Belgium based Slow Crush has been crafting their own take on shoegaze and dream pop since 2016, with their 2018 full-length Aurora generating quite a bit of buzz. Like many of their peers, Slow Crush retained a healthy dose of crushing feedback and fuzz but had some actual substance behind it, capturing equal amounts of bands like My Bloody Valentine, Slowdive, and Mazzy Star without coming off as derivative. For their follow-up Hush some three years later, the band has written material that feels appropriate for the album title, exploring softer, subdued textures and bringing in some additional elements of other alternative rock sub-genres and post rock. It’s a bit less immediate than its predecessor in some ways, yet just as fulfilling for those who want to drift off in the shimmering melodies and warmer textures.
Hush may not be drastically changing anything you’d expect from shoegaze adjacent music, but Slow Crush is starting to naturally push outwards in ways that make them a bit less like every other modern act in the genre. Tracks like “Blue” still recall the driving tempos and wall of distortion that formed as the foundation for much of Aurora, but the bulk of the material instead emphasizes softer, warmer textures this time around. The instrumentals are slower and methodical, letting the layers expand and build in ways that are sometimes more reminiscent of post rock’s climactic approach to song writing, and it’s this showing of restraint that goes a long way. Where so many other bands in this genre have focused on establishing entrancing atmosphere through walls upon walls of noisy guitar and brisk tempos, Slow Crush utilizes it when necessary and takes some time to get there, providing plenty of smaller details for listeners to explore. Some additional listens are necessary to fully get a feel for everything, making Hush a bit less immediate than Aurora, yet after that second or third listen I started to find a lot of these dreamier textures lingering in my memory afterwards. Slow Crush still channels a lot of Slowdive, but I also find myself thinking of some of PJ Harvey’s softer, vulnerable sounding moments alongside Explosions in the Sky. It’s a compelling mixture, and while the one flaw that stands out upon repeat listens is the length of some of the tracks (the three six-minute pieces towards the end of the album feel a bit overstretched), those warmer, shimmering tones keep drawing me back.
The vocals are where even more of the Slowdive influence comes into play, as Isa Holliday has a similar ethereal tone for much of Hush. While her voice remains a little buried underneath some of the louder moments, the restrained passages on songs like “Rêve” allows her singing to become the focus, showcasing somber beauty as each word echoes over the recording. There are backing ranges that come into play that create some stunning harmonized passages, and it’s closer “Bent and Broken” that brings the most Slowdive to mind thanks to the lushness of the harmonies. Slow Crush seems more confident in their singing abilities for album number two, and their decision to emphasize the vocals a bit more rather than burying them in the mix was a good one.
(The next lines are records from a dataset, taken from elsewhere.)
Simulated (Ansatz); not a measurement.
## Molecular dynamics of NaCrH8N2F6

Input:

Slow Crush has built upon their already strong foundation for their sophomore full length, incorporating additional post and alternative rock elements while also giving their vocals more breathing room. It may take a bit of time to sink in, but their restrained pauses and dynamic build-ups offer a genuinely engaging take on shoegaze that is worthy of your attention. There are still a lot of bands trying to come up with modern takes on this sound, but Slow Crush is starting to move up towards the top with each album. Hush is available from Quiet Panic Records and Church Road Records.